Would your emergency have to go on a credit card? If so, your emergency will end up costing you a lot more because of those stupid high interest rates. Or you might have to ask family for a loan. Ugh. Awkward family holidays until you pay them back in full.
An emergency fund is the solution. Your starting goal should be $1,000. Try setting aside a small amount from each paycheck until you have a cool $K sitting in a high-yield savings account, ready to come to your rescue when you need it.
As you become more established as an adult, you’ll have more to lose from an emergency, so your emergency fund should grow accordingly. At 30-ish, I keep enough in my emergency fund to cover 3 months’ worth of expenses. If I’m laid off, I know I’ll have 3 months to recover.
At 40, I’ll want about 6 months’ worth of expenses in my account since higher-level jobs take longer to land.
3. Always pay extra on high- and moderate-interest debt
Did you know that $5,000 in credit card debt could actually end up costing you $16,739.14?
Yep, if you have a high-interest credit card with 23% APR (annual percentage rate), making a minimum monthly payment of $110 will cost you $11,739.14 in total interest. And it will take you 168 months (that’s 14 years!) to pay off that debt and interest. Oh. My. Gosh.
If you have high or moderate-interest debt, you need it gone! And the only way to make that happen is to make extra payments. But don’t blindly start paying a little extra on all your bills. Use our Champagne Waterfall debt hack to strategically pay down debt and save a crap ton in interest!

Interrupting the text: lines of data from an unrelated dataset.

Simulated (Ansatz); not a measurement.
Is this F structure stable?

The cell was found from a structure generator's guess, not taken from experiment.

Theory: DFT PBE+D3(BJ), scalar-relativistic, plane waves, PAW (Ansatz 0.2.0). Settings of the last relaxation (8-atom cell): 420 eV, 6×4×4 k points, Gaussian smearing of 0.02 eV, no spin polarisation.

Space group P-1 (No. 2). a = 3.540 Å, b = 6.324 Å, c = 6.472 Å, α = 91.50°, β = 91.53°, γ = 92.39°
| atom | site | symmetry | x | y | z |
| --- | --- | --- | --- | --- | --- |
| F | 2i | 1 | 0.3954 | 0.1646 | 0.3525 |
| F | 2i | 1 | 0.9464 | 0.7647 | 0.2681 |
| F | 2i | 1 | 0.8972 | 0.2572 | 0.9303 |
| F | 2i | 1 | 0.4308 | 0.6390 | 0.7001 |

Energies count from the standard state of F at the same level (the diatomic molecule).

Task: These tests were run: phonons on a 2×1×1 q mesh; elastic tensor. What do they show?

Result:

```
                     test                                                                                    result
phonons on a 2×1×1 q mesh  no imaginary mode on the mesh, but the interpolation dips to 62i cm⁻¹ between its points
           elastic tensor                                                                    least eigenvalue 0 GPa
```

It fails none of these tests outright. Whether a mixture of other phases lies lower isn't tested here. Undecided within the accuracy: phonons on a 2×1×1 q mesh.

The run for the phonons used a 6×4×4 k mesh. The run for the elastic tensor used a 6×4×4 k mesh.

4. Always invest in retirement accounts
Just like interest works against you in debt, it works for you in investments. And the more time you give your investments to grow, the more you benefit from the magic of compound interest. That’s why you want to start saving for retirement while you’re young and broke.
Check this out: if you start saving at 25-years-old, you can reasonably expect to retire as a millionaire. $1,200,000 actually. But if you wait until 40 (when most people start actually thinking about retirement), saving the same amount of money every month will give you less than $400,000 at retirement.
Just look at how this interest grows because of the extra time!
PS: Want a compound interest calculator to crunch your own numbers?
And if you’re a newbie to the retirement savings idea, check out these 3 Easy Steps to the Retirement of Your Dreams.
5. Always push for higher pay
Ok, we’ve been talking a lot so far about using money. Like to stock your emergency fund, pay down debt, and invest in retirement. But you have to actually have the money available to do all that. How are you supposed to afford to stash away so much money?
The best way is to earn enough money to cover all your essentials, pay down your debt, fund all your savings/investment accounts, then pay for life’s non-essentials (all in that order!). So you need to get paid!
Women, in general, are kinda notorious for underestimating their financial worth. But your future financial happiness depends on you knowing your worth and insisting on getting paid for it! So as your skills and experience grow, you need to push for higher pay.
Not super comfortable asking for a raise or increasing your fees for your clients? Check out our Do’s and Don’ts of Asking for More Money.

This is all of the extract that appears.